Lets Understand the given Problem Statment ! 

Given an array of integers nums containing n + 1 integers where each integer is in the range [1, n] inclusive.

You have an array of integers called nums. The array contains n + 1 integers.

Lets say n is 5. This means the array should have 6 numbers, and those numbers can only be between 1 and 5.

This means if n is 5, the array has 6 integers.

Example array: [1, 3, 4, 2, 2, 5]

Here, n is 5, so the array has 5 + 1 = 6 numbers.

The Goal:

The goal of this problem is often to find the number that appears more than once.

This method works but there are more efficient ways to solve this problem using advanced techniques
which avoid sorting and work faster, especially for very large arrays.

One simple way to find the duplicate is to sort the array and then look for consecutive numbers that are the same.

Example:

Sort the array: [1, 2, 2, 3, 4, 5]
Look for consecutive duplicates: Here, 2 appears twice.
 
int findDuplicate(vector<int>& nums) {

        sort(nums.begin(),nums.end());


        for(int i = 0 ; i<nums.size()-1 ; i++){
            if(nums[i] == nums[i+1]){
                return nums[i] ; 
            }
            
        }
        return -1 ;
        
}

 Time Complexity is O(NLogN) Which is Not Great !

OPTIMAL APPROCH 


Negative Marking Approrch !

Visit and Marking Every Element with respect to its Index !

if We Revisit the Element again which is marked ! then its a Duplicate !
class Solution {
public:
    int findDuplicate(vector<int>& nums) {

        int answerIndex = -1 ;

        for( int i = 0 ; i < nums.size() ; i++){

            int currentIndex = abs(nums[i]) ; 

            //Already Visited 
            if(nums[currentIndex] < 0){
                return currentIndex ;
            }

            //mark it as Negative ! 

            nums[currentIndex] *= -1 ;
        }

        return answerIndex ;
    }
};
// Second one is Better Approch !
answerIndex is initialized to -1. This variable is used to store the index of the duplicate number if found.
 

Step-by-Step Explanation:

  1. Initialization:

    int answerIndex = -1;
     
    • answerIndex is initialized to -1. This variable is used to store the index of the duplicate number if found.

  2. Iterating Through the Array:

    for (int i = 0; i < nums.size(); i++)
    A loop is used to iterate through each element of the nums array.

  3. Accessing the Absolute Value of Current Element:

    int currentIndex = abs(nums[i]);
     
    • currentIndex is assigned the absolute value of the current element in nums. This is necessary because we might have already marked some elements as negative

  4. Checking if the Element at currentIndex is Already Visited:

    if (nums[currentIndex] < 0) { return currentIndex; }
    • If the element at currentIndex is negative, it means this index has been visited before, indicating a duplicate. Hence, currentIndex is returned as the duplicate number.
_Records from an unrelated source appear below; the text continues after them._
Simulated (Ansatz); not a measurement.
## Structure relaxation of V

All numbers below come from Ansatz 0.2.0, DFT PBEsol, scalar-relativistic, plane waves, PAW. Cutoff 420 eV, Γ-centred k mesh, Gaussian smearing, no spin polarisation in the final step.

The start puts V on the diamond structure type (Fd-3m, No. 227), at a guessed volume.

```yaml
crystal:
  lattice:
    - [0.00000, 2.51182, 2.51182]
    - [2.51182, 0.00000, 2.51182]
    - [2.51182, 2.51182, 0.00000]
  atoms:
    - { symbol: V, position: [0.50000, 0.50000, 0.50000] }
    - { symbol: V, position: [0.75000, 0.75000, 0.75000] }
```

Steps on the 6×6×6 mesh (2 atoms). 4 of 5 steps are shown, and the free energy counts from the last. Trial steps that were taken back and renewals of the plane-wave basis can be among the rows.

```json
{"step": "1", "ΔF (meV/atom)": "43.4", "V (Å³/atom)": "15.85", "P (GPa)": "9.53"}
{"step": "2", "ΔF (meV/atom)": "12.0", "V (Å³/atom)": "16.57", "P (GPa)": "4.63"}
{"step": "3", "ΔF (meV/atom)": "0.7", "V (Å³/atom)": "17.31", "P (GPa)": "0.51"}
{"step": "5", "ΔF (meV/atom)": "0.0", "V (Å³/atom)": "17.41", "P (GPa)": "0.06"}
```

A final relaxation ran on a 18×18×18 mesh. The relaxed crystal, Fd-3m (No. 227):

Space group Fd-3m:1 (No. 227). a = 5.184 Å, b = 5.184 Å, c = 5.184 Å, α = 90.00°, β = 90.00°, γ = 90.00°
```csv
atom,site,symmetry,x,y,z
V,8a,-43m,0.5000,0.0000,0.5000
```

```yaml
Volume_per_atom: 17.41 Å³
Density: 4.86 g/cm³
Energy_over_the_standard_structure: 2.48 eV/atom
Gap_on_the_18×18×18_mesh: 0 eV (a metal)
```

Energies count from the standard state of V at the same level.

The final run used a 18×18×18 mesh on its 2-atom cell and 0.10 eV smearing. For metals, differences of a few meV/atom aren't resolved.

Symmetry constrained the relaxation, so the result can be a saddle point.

  5. Marking the Element as Visited:

     nums[currentIndex] *= -1;
    • If the element at currentIndex is not negative, we mark it as visited by multiplying it by -1, making it negative.

  6. Returning the Result:

    return answerIndex;
    • If no duplicate is found after the loop (which should not happen according to the problem constraints), answerIndex is returned, which is -1. However, in the context of the problem, there will always be a duplicate, so this line should theoretically never execute.

FINALLY !

Consider the array [1, 3, 4, 2, 2].

  1. Initial array: [1, 3, 4, 2, 2]
  2. First iteration (i = 0):
    • currentIndex = abs(nums[0]) = abs(1) = 1
    • Mark nums[1] as negative: [1, -3, 4, 2, 2]
  3. Second iteration (i = 1):
    • currentIndex = abs(nums[1]) = abs(-3) = 3
    • Mark nums[3] as negative: [1, -3, 4, -2, 2]
  4. Third iteration (i = 2):
    • currentIndex = abs(nums[2]) = abs(4) = 4
    • Mark nums[4] as negative: [1, -3, 4, -2, -2]
  5. Fourth iteration (i = 3):
    • currentIndex = abs(nums[3]) = abs(-2) = 2
    • Mark nums[2] as negative: [1, -3, -4, -2, -2]
  6. Fifth iteration (i = 4):
    • currentIndex = abs(nums[4]) = abs(-2) = 2
    • Since nums[2] is negative, it means we've seen this index before.
    • Return currentIndex = 2 as the duplicate number.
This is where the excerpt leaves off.